Nigeria’s crude oil output has taken a significant hit following the ongoing strike by the Petroleum and Natural Gas Senior Staff Association of Nigeria (PENGASSAN), with reports showing that production has fallen by 50,432 barrels per day (bpd) in less than a week. The industrial action, which began after failed negotiations between the union and government representatives, has disrupted operations at several key oilfields, heightening fears of economic strain and potential revenue shortfalls for Africa’s largest oil producer.
Industry data from the Nigerian Upstream Petroleum Regulatory Commission (NUPRC) revealed that the country’s oil production, which averaged about 1.51 million barrels per day earlier this month, has dropped to approximately 1.46 million bpd as a direct consequence of the strike. The decline poses fresh challenges for the government’s efforts to meet its 2025 production target of 1.8 million barrels per day under the Organisation of Petroleum Exporting Countries (OPEC) quota.
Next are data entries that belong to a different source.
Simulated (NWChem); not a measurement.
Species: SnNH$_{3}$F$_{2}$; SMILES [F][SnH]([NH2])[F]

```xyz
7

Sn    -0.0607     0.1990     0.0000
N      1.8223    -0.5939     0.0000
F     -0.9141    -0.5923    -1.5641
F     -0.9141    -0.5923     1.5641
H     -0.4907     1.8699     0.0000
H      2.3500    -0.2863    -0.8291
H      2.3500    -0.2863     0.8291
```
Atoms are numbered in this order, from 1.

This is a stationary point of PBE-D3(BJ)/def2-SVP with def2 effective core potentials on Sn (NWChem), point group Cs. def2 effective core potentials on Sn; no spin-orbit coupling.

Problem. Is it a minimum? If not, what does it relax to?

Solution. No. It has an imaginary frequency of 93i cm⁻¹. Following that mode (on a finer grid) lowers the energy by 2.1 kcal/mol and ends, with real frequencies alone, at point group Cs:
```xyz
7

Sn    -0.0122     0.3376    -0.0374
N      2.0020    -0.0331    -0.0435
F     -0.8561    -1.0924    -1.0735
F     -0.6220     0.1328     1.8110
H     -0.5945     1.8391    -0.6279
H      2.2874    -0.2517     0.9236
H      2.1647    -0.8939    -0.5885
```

The strike, initiated by PENGASSAN to protest against unresolved issues including welfare concerns, unsafe working conditions, and delayed implementation of negotiated allowances, has led to partial shutdowns in several offshore and onshore installations. Many facilities operated by both international oil companies (IOCs) and indigenous firms have scaled down operations due to the absence of senior technical and operational staff.
A senior official at one of the affected oil companies confirmed that output had been “severely constrained” since the industrial action began. “Most of our engineers, supervisors, and safety officers are PENGASSAN members. Without them, we can’t sustain normal production,” he said, speaking on condition of anonymity. “If this continues for another week, we may see deeper declines that could affect export schedules.”
The strike’s ripple effects are already being felt across the oil value chain. Crude export timelines have been delayed, while logistics firms involved in offshore transport operations are reporting reduced activity. At the same time, local refineries that depend on steady crude supply have expressed concern that prolonged disruptions could worsen fuel shortages in the domestic market.
PENGASSAN President Festus Osifo defended the strike, stating that it became inevitable after the government failed to meet several long-standing demands despite repeated engagements. “Our members are the backbone of Nigeria’s oil production system,” he said. “We have exhausted all dialogue channels. Until the government and employers honour our agreements and improve working conditions, we will not call off the strike.”
The Ministry of Labour and Employment has, however, appealed for restraint, urging the union to resume talks and allow essential operations to continue. In a statement, the Minister, Simon Lalong, acknowledged that the government was aware of the grievances and promised that a meeting with all stakeholders would be convened urgently to resolve the crisis.
The Nigerian National Petroleum Company Limited (NNPC Ltd.) has also expressed concern over the disruption. According to company officials, Nigeria risks losing significant revenue if the strike persists. With crude oil prices currently hovering around $82 per barrel, the daily loss of over 50,000 barrels translates to an estimated $4.1 million in missed revenue per day, a situation that could further strain the nation’s already fragile fiscal position.
Oil sector analysts have warned that the strike could undermine investor confidence at a time when the government is pushing for increased foreign investment in upstream projects. Dr. Bala Zakka, an energy expert, said the strike exposed underlying structural weaknesses in Nigeria’s oil industry. “This crisis highlights the lack of proactive labour management within the sector,” he said. “We should have mechanisms that prevent total shutdowns, especially in such a vital industry.”
The ongoing disruption comes at a sensitive time when Nigeria is also grappling with issues of crude oil theft, pipeline vandalism, and ageing infrastructure. The combined effect of these challenges has made it difficult for the country to maintain stable production levels over the past few years. The PENGASSAN strike now adds another layer of complexity to the government’s effort to stabilise the oil sector and attract new investments.
Meanwhile, some oil-producing communities have expressed concern that the strike could further delay the payment of statutory dues such as derivation funds and host community development allocations. “Our local economies depend on oil operations,” said Chief Ebiere Akpobome, a community leader in Bayelsa State. “When production stops, everything stops — from local businesses to employment.”
Financial experts also fear that prolonged disruptions could weaken the naira by reducing foreign exchange inflows from crude exports. Nigeria relies on oil for about 90% of its foreign earnings, and even a modest reduction in output can destabilise the balance of payments.
Despite the challenges, government officials remain optimistic that an agreement will soon be reached. Negotiations between representatives of the Federal Government, NNPC Ltd., and PENGASSAN are expected to resume in the coming days. Stakeholders are hopeful that concessions on both sides could lead to a resolution that prioritises both workers’ welfare and the country’s economic stability.
For now, the oil sector watches closely as talks continue. Many observers believe that how the government handles the PENGASSAN crisis will serve as a test of its ability to balance industrial relations with the urgent need to maintain Nigeria’s energy and fiscal stability.